Preparing for crits
Preparing for crits sends shivers down the spine of even the most confident student. Here, legendary architects and teachers Andy MacMillan and Isi Metzstein of Gillespie Kidd & Coia fame – along with some current students – give their advice on how to prepare.
Crits, otherwise known as review or jury, are for many students one of the most daunting parts of architectural education.
Though the format varies depending on the school and the personalities involved, all involve students presenting their work to tutors, other students, and sometimes visiting academics or laypeople. In many cases students receive marks for their performance in the crit.
But aside from standard interview advice – to prepare properly and consider in advance obvious questions and criticisms – what else should students consider?
Andy MacMillan
Preparing for a life in architecture – that is the underlying idea behind the crit.

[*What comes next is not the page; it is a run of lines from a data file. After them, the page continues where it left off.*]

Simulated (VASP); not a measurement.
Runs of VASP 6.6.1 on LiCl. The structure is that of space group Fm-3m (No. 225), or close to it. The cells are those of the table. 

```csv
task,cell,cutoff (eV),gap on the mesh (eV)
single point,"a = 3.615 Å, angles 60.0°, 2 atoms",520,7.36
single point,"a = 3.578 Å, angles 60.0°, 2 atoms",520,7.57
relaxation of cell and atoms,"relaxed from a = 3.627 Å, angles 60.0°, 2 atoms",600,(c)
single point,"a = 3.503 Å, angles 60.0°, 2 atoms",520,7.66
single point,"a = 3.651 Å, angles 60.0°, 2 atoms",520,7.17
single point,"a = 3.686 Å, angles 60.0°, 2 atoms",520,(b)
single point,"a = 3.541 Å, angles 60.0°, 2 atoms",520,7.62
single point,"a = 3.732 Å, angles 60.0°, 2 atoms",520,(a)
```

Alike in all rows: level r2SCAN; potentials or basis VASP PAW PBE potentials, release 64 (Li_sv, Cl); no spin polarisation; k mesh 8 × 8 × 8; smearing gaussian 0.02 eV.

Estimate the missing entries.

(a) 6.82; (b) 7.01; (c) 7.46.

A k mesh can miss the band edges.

There are two main aspects to it. What the tutor expects to get out of it and what opportunity the student has to demonstrate a number of things.
Above all, it is the clarity of the student’s own intentions in response to the programme which counts.
When I was at the Mac [Mackintosh School of Architecture], the primary thing was looking at what the student wanted to do.
Did they have a concept? Could they develop it and could they present it visually and using the right vocabulary?
You develop the students’ ability over a five-year period, so there are levels of expectation from staff depending on whether you’re in the first year or the final year.
I also think that students sometimes don’t understand that a project which fails can be better experience than a project which succeeds.
The crit is meant to be helpful, so you shouldn’t be terrified.
Isi Metzstein
A crit is a device for teaching a class of students, a device for telling staff whether they are doing their teaching correctly.
You are not examining the student but the project as a whole and the crit should not be seen as a direct response to a student’s scheme.
My view is an ideal view but I’m a great believer in the traditional crit and I believe this is being eroded. They have become too much like Maths crits.
If the student prepares to defend their project then they are setting themselves up for a confrontation.
A crit is a teaching device, not something to punish students if they have not been working hard enough.
Cristina Monteiro, part II architectural assistant at Muf and teacher at Kingston University
Like any form of presentation, there is an element of performance to a crit – taking the critics and audience on a journey through your project that is engaging and rigorous.
Students are often quite good at pinning up their work, but also quite bad at verbally communicating their projects.
We have all done all-nighters and felt dreadful when it comes to the big moment, but it’s really important to dedicate time to looking and thinking critically about the work, and then organising that into a fluent verbal presentation.
Really, a crit is an opportunity for a conversation, for opening up the project to dialogue, and shouldn’t be treated as oppositional.
The ideal scenario, perhaps, would be pinning up the work the day before, taking a good long look at it, and spending the final night refining what is important to say about the work, and how to say it.
Oliver Wainwright, fifth year student at the Royal College of Art
Crits can be seen as quite a negative thing but it shouldn’t be like that.
Rather than seeing this panel of jurors who need to be duped into seeing your project as amazing, you should see it as a chance to get feedback and ideas which can improve your work.
People can also control the direction of the discussion and kind of curate the crit – the students have more power than they realise.
Clarity is very important, so the presentation should be pared down as if you were presenting to the man in the street. You could present initially to your housemate, for example.
Presenting the project as an inevitability so the discussion becomes about what it is and what it is like also helps.
Finally, using models or some kind of object can often engage the audience more quickly. That is better than images or Powerpoint, which is the worst.